Consistent and environmentally sound canola production

Key Result

Best management practices provide guidelines with long-term sustainability in mind.

Project Summary

This project continued or completed previously initiated research studies with the goal of generating recommendations on best management practices for economic and environmentally sustainable canola production.

Robert Blackshaw with Agriculture and Agri-Food Canada (AAFC) led the multi-study project. The specific studies were: a canola rotation study led by Neil Harker with AAFC in Lacombe, AB; a nitrogen study (see report 3.2.3 in this issue) led by Robert Blackshaw; an input study led by Eric Johnson with AAFC in Scott, SK; and an Ethiopian mustard breeding program led by Kevin Falk with AAFC in Saskatoon, SK.

Eric Johnson

Harker’s rotation study included continuous canola, canola every second year, or canola every third year grown in various combinations with cereal and pulse crops. It will continue for another three years at five sites in Western Canada. Results so far indicate that canola yields trend lower when canola is grown every year compared with being grown in two-year rotations (canola-wheat) or three-year rotations (peas-barley-canola or lentils-wheat-canola). Continuous canola production is not a sustainable practice.

Blackshaw’s nitrogen study compared polymer-coated urea (ESN) to standard urea as they relate to weed management and yield of hybrid and open-pollinated (OP) canola. It found that both hybrid and open-pollinated canola respond positively to higher than currently recommended nitrogen (N) fertilizer rates in about 50 percent of the cases. When compared to urea, ESN reduced N2O emissions by 20 percent and increased canola yield in 25 percent of the cases.

Johnson’s input study determined the agronomic and economic benefits of hybrid and open-pollinated cultivars, various seeding rates, various fertilizer rates, and various herbicide rates conducted at six sites (24 site-years) in Western Canada. It found that competitive cropping systems (hybrid cultivars, adequate seed rates) can lessen dependence on herbicides for weed management. Weed biomass could be maintained at low levels if herbicides were applied at a 50 percent rate, as long as a competitive hybrid canola cultivar was grown and the 100 percent seeding rate was utilized. However, total removal of herbicides resulted in large increases in weed biomass and this became worse over the four-year study.

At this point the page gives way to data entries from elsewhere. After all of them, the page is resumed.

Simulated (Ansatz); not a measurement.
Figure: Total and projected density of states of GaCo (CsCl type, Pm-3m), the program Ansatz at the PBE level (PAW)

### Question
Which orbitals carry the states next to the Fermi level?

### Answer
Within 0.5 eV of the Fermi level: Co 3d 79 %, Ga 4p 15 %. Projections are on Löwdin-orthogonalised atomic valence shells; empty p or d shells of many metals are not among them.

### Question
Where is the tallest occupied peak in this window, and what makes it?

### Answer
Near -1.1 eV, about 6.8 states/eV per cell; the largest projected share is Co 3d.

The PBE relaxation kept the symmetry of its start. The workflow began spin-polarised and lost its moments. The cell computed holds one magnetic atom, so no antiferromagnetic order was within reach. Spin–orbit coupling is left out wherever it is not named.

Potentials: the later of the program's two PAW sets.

Johnson’s overall results indicate that crop inputs could be reduced for one or two years without large negative effects on canola yield, but that crop productivity markedly declined with reduced crop inputs in subsequent years. The ranking of canola yield response to the various inputs was herbicide > fertilizer = cultivar > seed rate.

Falk’s breeding program looked at the feasibility of canola-quality Ethiopian mustard (Brassica carinata). Ethiopian mustard shows good potential to be a new oilseed crop on the Canadian Prairies, but advanced breeding is required.